Modern Traveller heads into the hills to experience Sextantio Albergo Diffuso‘s astounding take on back-in-time conservation.
WORDS BY SASKIA WALKER | PICTURES BY CHRIS ROWLANDS
For more stirring images from Santo Stefano di Sessanio, check out our “A village revived” photo piece here.
A dense mist unfurls itself across little roads which zigzag their way up and up the hillside. The light grows dim as day gives way to early evening and travellers feel, as wheels crunch on gravel in the near-silence, that they have left the ordinary world behind — exchanging it for something altogether more mysterious and infinitely more marvellous.

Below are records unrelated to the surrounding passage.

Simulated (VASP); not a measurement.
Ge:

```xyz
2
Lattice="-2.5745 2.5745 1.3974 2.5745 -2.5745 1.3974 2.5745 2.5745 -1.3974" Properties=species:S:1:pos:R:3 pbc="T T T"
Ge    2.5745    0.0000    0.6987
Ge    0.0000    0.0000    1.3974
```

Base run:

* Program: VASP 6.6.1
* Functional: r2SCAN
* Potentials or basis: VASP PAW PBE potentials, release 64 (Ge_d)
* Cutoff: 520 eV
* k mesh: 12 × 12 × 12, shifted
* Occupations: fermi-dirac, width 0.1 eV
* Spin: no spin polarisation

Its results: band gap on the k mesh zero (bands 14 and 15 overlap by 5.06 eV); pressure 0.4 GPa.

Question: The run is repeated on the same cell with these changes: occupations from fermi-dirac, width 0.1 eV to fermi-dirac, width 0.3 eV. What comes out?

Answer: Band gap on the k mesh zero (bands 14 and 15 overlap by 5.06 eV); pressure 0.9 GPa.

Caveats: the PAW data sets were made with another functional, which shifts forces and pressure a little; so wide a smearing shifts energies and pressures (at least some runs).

Half-lost and somewhat disorientated, we leave our car at the edge of the village, and proceed on foot in the darkness, tiptoeing along the slippery cobbles which line the ancient, narrow streets.
Stepping through a worn wooden doorway, we find ourself ensconced in the cosy candlelit glow of a friendly, Italian welcome at Sextantio Albergo Diffuso, high in the hills of Abruzzo.
Santo Stefano di Sessanio, like so many of southern Italy’s forgotten, impoverished towns and villages, was gradually abandoned to the mercy of the elements. Economic refugees locked their doors, packed their suitcases and left for the United States in the 19th century – and for elsewhere in Europe after the Second World War.
When entrepreneur and conservationist Daniele Kihlgren came upon the village in 1999, fewer than fifty inhabitants remained, living in a rare place untarnished by modernity.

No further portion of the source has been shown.